Short answer: I do all prep work by moving from the general to the specific.
I first create a general overview of an area. It is my goal to have a very good idea of what is everywhere, without necessarily having each room, hovel, and tree placed. What I want to know is, "What is this area like, and what lives here? What might be found here? What do the neighbours know about the place? What interesting features are here?"
Ex: I need to know that there are ghoul-haunted catacombs beneath the City of Gaxgy long before the PCs arrive there, but I do not need room-by-room maps of the place until going there becomes a real possibility.
My goal is to have enough information, always, so that I can extrapolate from what I know to what I do not know. I do not need to know how many fleas a dog has until the PCs stop to count them, but I do need to have an idea of the odds that the dog has fleas, and some rough range as to how many they might count.
I also use a ruleset that defines the stats of a normal man, so I don't need to worry about the stats of anyone ordinary -- they are predetermined.
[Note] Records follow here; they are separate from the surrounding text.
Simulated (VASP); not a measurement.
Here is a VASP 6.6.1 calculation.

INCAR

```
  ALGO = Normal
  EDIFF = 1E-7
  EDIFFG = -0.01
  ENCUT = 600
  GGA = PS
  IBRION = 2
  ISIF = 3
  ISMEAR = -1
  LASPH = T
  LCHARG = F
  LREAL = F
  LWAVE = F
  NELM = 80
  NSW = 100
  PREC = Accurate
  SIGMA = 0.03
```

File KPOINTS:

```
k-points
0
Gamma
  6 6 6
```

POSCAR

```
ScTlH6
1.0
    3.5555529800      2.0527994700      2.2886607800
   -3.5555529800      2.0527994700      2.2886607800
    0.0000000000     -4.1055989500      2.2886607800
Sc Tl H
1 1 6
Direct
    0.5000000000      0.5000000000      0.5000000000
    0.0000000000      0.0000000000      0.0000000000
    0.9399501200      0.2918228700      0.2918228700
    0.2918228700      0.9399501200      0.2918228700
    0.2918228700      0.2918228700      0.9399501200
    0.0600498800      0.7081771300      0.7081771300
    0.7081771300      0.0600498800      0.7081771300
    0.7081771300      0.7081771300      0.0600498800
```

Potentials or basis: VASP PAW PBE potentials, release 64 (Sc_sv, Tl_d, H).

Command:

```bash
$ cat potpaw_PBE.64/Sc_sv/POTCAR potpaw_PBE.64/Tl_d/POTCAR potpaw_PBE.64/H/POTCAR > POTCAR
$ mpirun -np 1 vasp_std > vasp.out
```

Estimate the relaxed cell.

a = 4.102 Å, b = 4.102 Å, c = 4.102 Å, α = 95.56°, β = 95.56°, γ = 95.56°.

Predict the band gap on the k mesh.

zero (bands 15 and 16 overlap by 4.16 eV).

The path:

Anything devised "on the fly", as it were, is determined on the basis of that general information. If I know dire corbies live in the caves below the Blasted Oak, then I will use general stats and a prep map if the PCs manage to get there somehow before I am fully prepped.
But I prefer to have all significant areas the PCs might get to within a game session's travel fully prepped before that game session begins. I am usually pretty darn successful in so doing.
RC
EDIT: Actually, one of the problems I am having getting a Doctor Who game going is that it is literally impossible to prep where the PCs can reasonably go within a given game session.